Fibres Out of Line is an interactive art installation and performance for the 2021 Rhythm Perception and Production Workshop (RPPW). Visitors watched the performance, and subsequently interacted with the installation, all remotely via Zoom. It consisted of 10 robotic musical robots controlled remotely via video. More details about the setup here: https://michaelkrzyzaniak.com/Fibers_Out_Of_Line/.
Digital Vocabulary
Performance of Digital Vo//bulary, by the Driven Arts Collective, as part of KhĂ´ra, a Dance in Digital and Physical Space, filmed at SAFEHouse Arts in San Francisco on Apr 28 2019.
Choreography: Varsha Iyengar
Music: Michael Krzyzaniak
Artistic Director: Anna Rebecca Harris
Additional Choreography: Lauren Bedal and Jen Gerry
Dancers: Sawako Gannon, Jen Gerry, Kai Abriol, Varsha Iyengar
Digital Vo//bulary is an iteration of an ongoing artistic collaboration between Varsha Iyengar and Michael Krzyzaniak. Born of the idea that interaction with digital interfaces limits physical expression, this piece 'loads' dancers into a digital-physical playground in which every moment of the wake-sleep cycle is monitored and influenced by digital devices, which the dancers - as subjects of observation and motion sensor input for the soundscape - periodically break free from, only to return to in perpetuity.

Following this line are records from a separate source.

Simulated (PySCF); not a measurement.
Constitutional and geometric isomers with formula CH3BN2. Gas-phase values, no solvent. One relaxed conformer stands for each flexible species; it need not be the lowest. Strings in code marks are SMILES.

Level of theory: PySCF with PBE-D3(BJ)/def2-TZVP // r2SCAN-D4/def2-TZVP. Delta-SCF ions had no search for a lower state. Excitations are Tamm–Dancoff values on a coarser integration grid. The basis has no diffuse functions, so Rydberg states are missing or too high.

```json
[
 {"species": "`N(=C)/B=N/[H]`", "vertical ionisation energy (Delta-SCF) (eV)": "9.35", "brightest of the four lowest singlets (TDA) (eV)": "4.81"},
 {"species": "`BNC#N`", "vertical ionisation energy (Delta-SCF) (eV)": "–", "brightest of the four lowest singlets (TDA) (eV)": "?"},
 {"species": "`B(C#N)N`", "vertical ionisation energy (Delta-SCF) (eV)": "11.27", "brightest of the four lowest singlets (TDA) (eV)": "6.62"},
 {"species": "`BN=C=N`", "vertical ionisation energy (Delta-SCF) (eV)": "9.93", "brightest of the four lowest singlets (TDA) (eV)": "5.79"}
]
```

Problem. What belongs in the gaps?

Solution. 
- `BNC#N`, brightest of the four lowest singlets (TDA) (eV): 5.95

Hollow Roots Metallic Wind
Hollow Roots Metallic Wind is a dance performance by Michelle Migliaccio (Dancer / Choreographer) and Michael Krzyzaniak (Composer). It was performed at the Scottsdale Museum of Contemporary Arts and the X-perimental Art Night at NueBox in Phoenix Arizona. The music involved a musical robot sculpture of an organ pipe cactus, and computer-generated sounds.
Recombinant
Recombinant is a dance work by By Grisha Coleman, Michael Krzyzaniak and Kiki at Arizona State University's School of Arts, Media + Engineering. Performed at Jack in Brooklyn on October 16 and 17, 2015 as part of the Duke University/SLIPPAGE afroFUTUREqu##r event, curated by Thomas F. DeFrantz and niv Acosta. N.B. This is the full audio performance overlaid with a still image.
Align55
Align55 is a responsive dance environment I made with Julie Akerly, Varsha Iyengar, and Cooper Yoo. Props also to Prashanth Seshasayee for assisting with programming. The piece explores time and temporality, and depicts different ways of measuring time, such as electrons changing their orbital state, and pendulums. The dancers are wearing sensors and the degree of similarity of their movement is measured using some techniques that we describe here. The sound and visuals move in and out of rhythmic focus according to this information. This represents the ways that we experience time, and how that might be influenced by the technology we use to measure it. Align55 was premiered at the New Earth Music Hall in Athens Georgia as part of the Athens Slingshot Festival on March 28 2015.
Vertigo
Vertigo is a dance piece that grew out of my collaboration with Julie Akerly on Separation, Short Range Repulsion. It formed a core part of her MFA thesis. The written part describes the piece in detail and is published here. Below is a video of a complete performance at the Digital Culture Gallery on the campus of Arizona State University. The dancers are Brent Brimhall, See Cha, Angel Crissman, Eleanor Hanafin, and Denise Stein. I wrote the music, which also makes use of the Armenian song 'Shushi' by Madlen Asaturian, sung by Ludmila Grigorian (which I harmonized with singing speech synthesizers at the end). All other audio synthesizers were written in ANSI C by me, including the speech synth. I also built wireless accelerometer modules which are worn by the dancers and used to control the audio during certain sections. Fun fact: I made a pumpkin pie (using a real pumpkin) for the cast, and was famously sitting backstage eating it during the performance.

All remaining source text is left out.